Re: ambiguous overload?

From:
Victor Bazarov <v.Abazarov@comAcast.net>
Newsgroups:
comp.lang.c++
Date:
Fri, 12 Dec 2008 13:42:35 -0500
Message-ID:
<ghubas$141$1@news.datemas.de>
Victor Bazarov wrote:

highegg wrote:

given the declarations
class A {};

template <class X, class T> void method (double u, T v);

template <class X> void method (double u, long v);

...

double u; long v;

Is the following call unambigous (w.r.t. C++ standard)?

method<A> (u, v);

[..]


Yes.


I meant to say it was ambiguous. If you know what part of the Draft
says the second is a better match, could you point to it, please?

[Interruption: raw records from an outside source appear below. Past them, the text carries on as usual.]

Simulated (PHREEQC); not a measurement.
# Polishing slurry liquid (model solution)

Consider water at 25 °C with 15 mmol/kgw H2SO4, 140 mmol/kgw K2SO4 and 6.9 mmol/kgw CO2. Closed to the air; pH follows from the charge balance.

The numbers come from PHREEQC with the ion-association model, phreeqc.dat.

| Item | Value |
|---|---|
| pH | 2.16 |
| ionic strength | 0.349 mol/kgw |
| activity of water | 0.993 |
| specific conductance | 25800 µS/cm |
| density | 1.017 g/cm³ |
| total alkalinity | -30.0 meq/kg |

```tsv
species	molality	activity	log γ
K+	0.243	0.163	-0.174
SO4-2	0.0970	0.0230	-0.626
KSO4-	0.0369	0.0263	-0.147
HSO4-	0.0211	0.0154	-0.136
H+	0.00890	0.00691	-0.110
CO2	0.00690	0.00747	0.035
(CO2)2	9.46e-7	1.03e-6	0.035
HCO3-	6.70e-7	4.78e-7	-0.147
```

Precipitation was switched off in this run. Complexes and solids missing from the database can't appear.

 From what I figure, the first template could be more specialised than
the second because it has two types defined, not just one. However, all
the examples given in the Standard have to do with A<T*> vs A<T> (which
makes the former more specialised) and not A<T,U> vs A<T>. My
understanding of what makes templates "more specialised" can be
incorrect, so I'd appreciated somebody's explanation.

 > Since it can be either

   method<A,long>(u, v); // 'X'==A, 'T' is deduced from 'v'

or

   method<A>(u, v); // 'X'==A, single template argument

, the compiler can't decide which one you want. If you specify the type
explicitly, like this

   method<A,long>(u, v);

the ambiguity goes away since it cannot be the second template.